[Captured Tracks; 2020]

On their fifth studio album Widowspeak move away from their brand of Mazzy Star/Madder Rose-infused hazy 90s dream-pop to a more gently-pitched acoustic folk – albeit retaining a darkness of subject matter that the music belies. Their sound remains a woozy delight, but with a more direct and purposeful feel to it, whilst dishing up a panoramic view of life, injustice and the American way.

Plum opens with the title track, which is disappointingly flat. Molly Hamilton’s voice is effortless in delivery, but the track’s production feels too clean and a little too Americana-by-numbers. Don’t get me wrong, it’s a decent enough tune that loads of bands would snatch your hand off to produce, but with the high bar that Widowspeak have set throughout their career this feels less heartfelt and sincere than anything they have released to date. The anticipation of pressing ‘play’ has been brought into the cold light of day.

Thankfully, after a less than rapturous opening, the rest of Plum is straight up gorgeous. “The Good Ones” is a shuffling, slacker anthem with a killer guitar hook from Robert Earl Thomas that is understated yet repeated enough to stay with you long after the song has finished.   

“Money” starts with a chiming guitar line that feels like Melody’s Echo Chamber’s “I Follow You” as reimagined by a C86 jangle indie pop band. It’s a perfectly-timed song for the late capitalist era that’s gorging itself silly on the current global platform without so much as a shrug from most people. “Will you get back what you put in?” Hamilton asks, the resigned tone in her voice leaning the listener towards an understanding that she is being rhetorical. There is also an environmental concern here, with the refrain “Money doesn’t grow on trees” asserting the natural link between the resource exhausting nature of capitalism and the impending climate doom that almost feels too late to address now in any meaningful manner.

Widowspeak are at their best when they infer a sense of ennui-inducing yearning, of unrequited love or a sense of poetic despondent realism. This is best evidenced with the line “What a time to be alive” on “Money”, which feels so pointed and full of dramatic irony that the wistfulness of the music is displaced by the disquiet of the lyric. Beautiful stuff.

The narrative theme of the all too often-deflating nature of employment continues on “Breadwinner”, which questions the very essence of unrewarding division of labour in terms of measuring time by “Vacations you can’t take.” The song starts with a warm synth sound that feels like it’s come straight from the opening sequence of a 1980s John Hughes film, and the warmth of the song partially comes from it’s in this sense of the familiar that the timbre of the music provides. A lover stepping up to become the breadwinner in a relationship to ease the mental stresses and aid the wellbeing on her partner doesn’t have the foundations for the greatest romance ever sold, yet here we are. This is what we have allowed ourselves to become.

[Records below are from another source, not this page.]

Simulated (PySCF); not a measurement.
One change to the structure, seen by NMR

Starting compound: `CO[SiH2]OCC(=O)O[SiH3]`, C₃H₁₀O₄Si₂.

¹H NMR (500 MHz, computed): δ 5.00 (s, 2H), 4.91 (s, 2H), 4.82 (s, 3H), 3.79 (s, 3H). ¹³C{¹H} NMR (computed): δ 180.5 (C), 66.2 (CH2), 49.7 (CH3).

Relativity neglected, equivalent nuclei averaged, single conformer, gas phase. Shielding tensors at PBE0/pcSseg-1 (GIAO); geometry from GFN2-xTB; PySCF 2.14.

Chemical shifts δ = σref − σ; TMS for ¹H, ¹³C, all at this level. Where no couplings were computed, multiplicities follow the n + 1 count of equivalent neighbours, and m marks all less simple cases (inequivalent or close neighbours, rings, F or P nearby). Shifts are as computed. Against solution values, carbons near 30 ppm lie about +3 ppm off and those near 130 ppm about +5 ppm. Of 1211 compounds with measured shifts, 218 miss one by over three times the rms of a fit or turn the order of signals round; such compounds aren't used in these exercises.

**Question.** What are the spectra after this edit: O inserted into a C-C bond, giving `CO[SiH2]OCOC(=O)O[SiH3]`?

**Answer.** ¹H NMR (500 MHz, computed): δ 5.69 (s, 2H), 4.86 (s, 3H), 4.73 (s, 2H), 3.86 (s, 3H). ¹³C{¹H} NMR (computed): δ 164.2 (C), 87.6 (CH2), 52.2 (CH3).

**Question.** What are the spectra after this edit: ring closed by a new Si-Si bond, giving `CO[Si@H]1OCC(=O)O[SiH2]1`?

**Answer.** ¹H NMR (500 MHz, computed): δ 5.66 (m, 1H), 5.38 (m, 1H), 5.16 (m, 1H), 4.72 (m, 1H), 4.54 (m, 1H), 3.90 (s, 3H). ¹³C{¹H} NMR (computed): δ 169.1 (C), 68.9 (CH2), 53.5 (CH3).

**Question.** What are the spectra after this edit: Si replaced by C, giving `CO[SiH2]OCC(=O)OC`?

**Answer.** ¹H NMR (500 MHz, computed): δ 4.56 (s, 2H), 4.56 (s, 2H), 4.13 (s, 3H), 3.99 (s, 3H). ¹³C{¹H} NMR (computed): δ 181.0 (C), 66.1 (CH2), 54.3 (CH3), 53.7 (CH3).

The 80s synth tones comes back on “Amy”, which opens with a keyboard refrain that convinces you John Farnham or David Coverdale are about to leap forth with their masculine baritones. Instead, Hamilton channels the austere energy of Hope Sandoval to perfection, her languid voice swirling radiantly as the bass guitar carries most of the melody on its back. The last few songs on the album push the instrumentation down and bring Hamilton’s vocals more front and centre and this can never be a bad thing. It’s a voice to revel in, to soundtrack the heady rush of falling in and out of love, the accompaniment to so many late nights left wondering what might have been.

Plum is a warm hug of a record. The kind you get from those types of friends you know you don’t need to keep in touch with all that regularly, but when you do it feels as though they’ve never been away and time goes all too quickly.